Dear Sam: I have read several of your columns and was intrigued by your ability to improve a resume. After 12 years with my current company, I was recently informed that my position is going to be eliminated. Having not updated a resume or being interviewed during that time, your thoughts on modernizing a resume are of great interest. I saw you had mentioned several times that the resumes you receive are often outdated in format. Could you share what a current resume format looks like? I want to try to get this correct the first time and get back in the workforce. – Paul

Dear Paul: Thank you for your readership; I would be happy to share more about the structure of a best practices-based resume, and I am sorry to hear of your impending layoff.

First, determine what direction you will take your career as this plays a vital role in building your brand. If you have not figured this out, it is time to do so, as, without that key target, you will not know where to aim your resume and its content.

Next, start writing down the basics. Remember that hiring managers will want to know about the last 10-15 years or so of your career, so focus on your most recent roles. Think about your jobs not only in terms of what you did every day, but most importantly, what you did that added value to the company. If you have access to past job descriptions, performance reviews, letters of recommendation, or anything else that will help jog your memory, now is the time to use those resources, preferably before you leave. Start talking to current and past co-workers, not only to build your job search network, but also to reach out to those that may have valuable information on what you did that added value to your employer.

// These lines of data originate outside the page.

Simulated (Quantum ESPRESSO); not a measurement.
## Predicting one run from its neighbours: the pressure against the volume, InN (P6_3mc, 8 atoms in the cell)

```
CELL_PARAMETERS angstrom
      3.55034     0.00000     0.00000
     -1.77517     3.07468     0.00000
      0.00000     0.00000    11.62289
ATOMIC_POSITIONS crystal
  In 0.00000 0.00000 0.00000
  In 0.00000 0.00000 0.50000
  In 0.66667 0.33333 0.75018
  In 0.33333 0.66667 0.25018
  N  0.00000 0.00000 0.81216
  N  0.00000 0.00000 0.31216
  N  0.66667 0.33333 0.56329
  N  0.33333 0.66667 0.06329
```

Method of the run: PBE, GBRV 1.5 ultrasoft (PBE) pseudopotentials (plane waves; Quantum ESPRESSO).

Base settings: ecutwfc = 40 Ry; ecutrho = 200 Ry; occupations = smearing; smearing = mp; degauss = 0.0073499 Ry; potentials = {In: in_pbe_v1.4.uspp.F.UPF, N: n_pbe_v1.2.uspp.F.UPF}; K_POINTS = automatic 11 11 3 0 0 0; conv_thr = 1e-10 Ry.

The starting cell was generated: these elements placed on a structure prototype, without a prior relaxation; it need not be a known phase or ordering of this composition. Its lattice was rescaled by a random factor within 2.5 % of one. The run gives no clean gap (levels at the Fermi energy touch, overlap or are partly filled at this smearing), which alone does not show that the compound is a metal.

Once you have the basics drafted, carefully craft your resume’s content and design, being sure to not fall victim to often-committed branding mistakes. Your resume should be structured as follows…

Heading: Include your name, cell phone number, and personal email address. We omit physical addresses these days and list the city and state of residence. Home phone numbers are increasingly rare, so if you have a mobile number, only list that as a preferred method of contact. Be sure your email address does not contain numbers that look like birth years nor uses what could be seen as an “older” carrier (sorry, AOL and Hotmail).

Qualifications Summary: Up-to-date resumes open with qualifications summaries, serving as an executive summary of the information contained throughout the remainder of the resume. As an experienced professional, you should have a two-page resume, making the qualifications summary critical to the four-to-seven-second screening process. Take the time to make this summary market you well, conveying why a hiring manager cannot afford not to bring you in for an interview.

Professional Experience: When reviewing your career, remember that hiring managers are much more interested in what you have done recently, and of course, what most relates to their needs. Be sure to focus on the last 10-15 years of your career, particularly if you apply for a position that does not necessitate more experience. Structure your content with more focus on accomplishments versus responsibilities, realizing that many of your competitors may be coming from similar roles with identical job descriptions. Your achievements or key contributions are what are unique about your candidacy.

Education: Present your college degree (if you have one) and never include your high school diploma unless you are pursuing a blue-collar job. It is assumed you possess a diploma, so if you do not have a degree, including a high school diploma only highlights the lack of a college education.

Value-Added Information: End your resume with any other value-added details such as affiliations, certifications, training, volunteer work, and anything else that brings credence to your professional candidacy.

Check out professional resume writing websites like my own for ideas on attractive formatting, being sure to create your own look that doesn’t look like an overused Word template available to the masses. The look of your resume says a lot about your candidacy, your attention to detail, and your ability to create an engaging document.